In a rebuke to Arizona Gov. Doug Ducey, the mayor of Goodyear is sticking with Nike in a deal to bring more than 500 jobs to her city.
The Republican governor on Tuesday said he'd yank state financial incentives for a $185 million Nike Air factory in Goodyear, a suburb of Phoenix, in responding to news that Nike had decided, reportedly due to the objections of former NFL star Colin Kaepernick.
Calling the brouhaha "a difficult situation," Goodyear Mayor Georgia Lord, also a Republican, said in a video posted on the city's Facebook page that she could "appreciate the emotion and discussion I've heard on this important topic."

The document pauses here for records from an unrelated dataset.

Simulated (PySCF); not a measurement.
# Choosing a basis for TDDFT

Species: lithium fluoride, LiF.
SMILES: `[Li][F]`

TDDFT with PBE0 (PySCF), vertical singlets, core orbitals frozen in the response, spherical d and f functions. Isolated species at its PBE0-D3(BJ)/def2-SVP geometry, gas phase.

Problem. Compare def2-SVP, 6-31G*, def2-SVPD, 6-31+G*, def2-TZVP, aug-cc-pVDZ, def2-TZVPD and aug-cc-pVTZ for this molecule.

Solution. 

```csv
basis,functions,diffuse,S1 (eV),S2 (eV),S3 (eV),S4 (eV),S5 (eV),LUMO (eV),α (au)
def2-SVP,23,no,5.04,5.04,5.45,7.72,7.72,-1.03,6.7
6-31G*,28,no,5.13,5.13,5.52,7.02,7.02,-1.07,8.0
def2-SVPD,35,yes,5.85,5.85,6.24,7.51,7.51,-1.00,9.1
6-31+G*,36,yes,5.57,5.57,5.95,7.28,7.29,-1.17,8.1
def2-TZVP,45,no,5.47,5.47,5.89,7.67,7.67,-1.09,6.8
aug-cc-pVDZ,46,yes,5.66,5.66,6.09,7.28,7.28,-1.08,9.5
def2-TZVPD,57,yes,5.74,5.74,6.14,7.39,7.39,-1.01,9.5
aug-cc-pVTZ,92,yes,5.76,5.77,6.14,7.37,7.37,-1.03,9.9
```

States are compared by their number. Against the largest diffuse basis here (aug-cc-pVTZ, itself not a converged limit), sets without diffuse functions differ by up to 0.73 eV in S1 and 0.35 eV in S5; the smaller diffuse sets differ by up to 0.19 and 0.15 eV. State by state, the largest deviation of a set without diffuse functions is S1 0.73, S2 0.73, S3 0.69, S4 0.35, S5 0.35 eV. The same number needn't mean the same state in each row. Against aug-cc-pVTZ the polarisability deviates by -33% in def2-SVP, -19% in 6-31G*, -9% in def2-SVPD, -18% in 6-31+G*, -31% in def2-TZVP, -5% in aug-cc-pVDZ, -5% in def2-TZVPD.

Noting that the city council had "unanimously approved a job-creation agreement with Nike" on Monday night, the mayor said Goodyear would not back away from its financial deal due to the controversy. "This deal is expected to bring more than 500 jobs and significant investment to our city. We will honor the commitment we made in our agreement."
Ducey had said he'd ordered the Arizona Commerce Authority to rescind a potential grant of up to $1 million from the Arizona Competes Fund.
"The Arizona Commerce Authority was active in the deal to attract Nike to Arizona. We offered a performance-based grant of up to $1 million," a spokesperson for the authority emailed CBS MoneyWatch. "The offer was accepted, contingent upon final negotiations and a formal agreement. At the governor's direction, that offer has been withdrawn. Unlike other programs in statute that are eligible to any and all companies, including Nike -- this grant program is purely discretionary."
The authority, however, does not control incentives offered by the city of Goodyear, which had said it would waive nearly $1 million in permit and plan-review fees and give Nike another $1 million for job creation.
Nike has indicated it, too, would stick to its guns in regards to its deal with Goodyear.
"We already employ 35,000 people in the U.S. and remain committed to creating jobs in the U.S., including a significant investment in an additional manufacturing center which will create 500 new jobs," the company said in a statement on Tuesday.
The company did not immediately answer a request that it clarify that its statement was specific to Goodyear.
That said, if the pact with the Arizona city unravels, Nike seemingly has other options.
"Let's talk," New Mexico Gov. Michelle Lugan Grisham tweeted at the company, with a spokesperson for the Democratic governor telling the Washington Post that Grisham's office had reached out to Nike to inquire if New Mexico might be a "potential fit" for the company.